Britain's freshly-elected parliament prepared on Friday to move past years of partisan wrangling and initially approve Prime Minister Boris Johnson's divorce deal with the European Union.
Britain's Prime Minister Boris Johnson (CL) and Labour Party Leader Jeremy Corbyn (CR) walk through the Commons Members Lobby during the State Opening of Parliament at the Houses of Parliament in London on December 19, 2019. (File photo by AFP)
The all-but-certain outcome in the House of Commons will help Johnson meet his winning campaign promise to "get Brexit done" at any cost on January 31.
But it will also push London and Brussels closer to another cliff edge that might disrupt decades of unfettered trade at the end of 2020.
Last week's polls put Johnson's Conservatives in control of parliament and dispelled doubts over whether Britain was to become the first nation to leave the EU.
A final vote on Johnson's separation terms will come when lawmakers return from their Christmas break early next month.
But Britain will enter the holiday season closer to legal and economic independence than it has been at any point since the 2016 Brexit referendum.
And Johnson has the freedom and power to shape Britain's future that his predecessor Theresa May never had during her troubled three-year term.
"A new golden age for this United Kingdom is now within reach," Johnson told parliament at its inaugural session on Thursday.
Britain is "taking back control of our money, laws, borders and trade and clearing the way for our overarching programme of national renewal," he said.
- Another cliff edge -
Britain's nervous financial market rejoiced when Johnson's ruling Tories secured an 80-seat majority in the 650-member House of Commons.
The healthy margin appeared to remove the possibility of more months of political uncertainty and chaos -- and of Britain crashing out of the bloc without any arrangements for what comes next.

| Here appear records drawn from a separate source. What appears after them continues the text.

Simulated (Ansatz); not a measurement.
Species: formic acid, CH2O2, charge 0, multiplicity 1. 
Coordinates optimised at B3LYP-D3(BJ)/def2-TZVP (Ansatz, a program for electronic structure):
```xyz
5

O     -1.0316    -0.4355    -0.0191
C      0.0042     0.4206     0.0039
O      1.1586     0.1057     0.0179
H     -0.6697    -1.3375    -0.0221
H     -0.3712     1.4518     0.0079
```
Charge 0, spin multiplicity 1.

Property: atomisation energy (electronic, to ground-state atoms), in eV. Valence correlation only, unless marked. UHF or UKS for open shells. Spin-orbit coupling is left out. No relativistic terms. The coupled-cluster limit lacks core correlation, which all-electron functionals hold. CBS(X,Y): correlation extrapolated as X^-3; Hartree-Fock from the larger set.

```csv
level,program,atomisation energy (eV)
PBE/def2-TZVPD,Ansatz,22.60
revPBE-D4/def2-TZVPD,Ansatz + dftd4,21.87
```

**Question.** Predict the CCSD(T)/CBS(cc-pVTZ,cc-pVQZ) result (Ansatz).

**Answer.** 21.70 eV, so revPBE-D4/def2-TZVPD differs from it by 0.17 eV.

But the pound fell back to its pre-election levels when Johnson introduced a series of small but potentially consequential changes into the official Withdrawal Agreement Bill.
Britain's formal departure on January 31 had been due to be followed by an 11-month transition period during which things would stay pretty much as they are now.
The sides are supposed to use the time to negotiate a comprehensive new agreement covering everything from trade to security and data protection.
EU officials warn that such deals usually take years to hammer out.
But Johnson ruled out the possibility of asking for a deadline extension in the version of the bill before parliament on Friday.
"A Minister of the Crown may not agree... to an extension of the implementation period," the bill now says.
Analysts note that little prevents Johnson from pushing a new law through parliament removing that firm deadline should negotiations veer dangerously off track.
It also puts psychological pressure on European officials to back off some of their stiffer demands on London and seek a limited deal that leaves some big issues unresolved.
"The UK could get a (free trade agreement) done with the EU by end of 2020," May's former Brexit adviser Raoul Ruparel said.
"But it would be a narrow and shallow one."
The EU's chief Brexit negotiator Michel Barnier said on Tuesday that the bloc "will do the maximum" to meet the end-of-2020 deadline.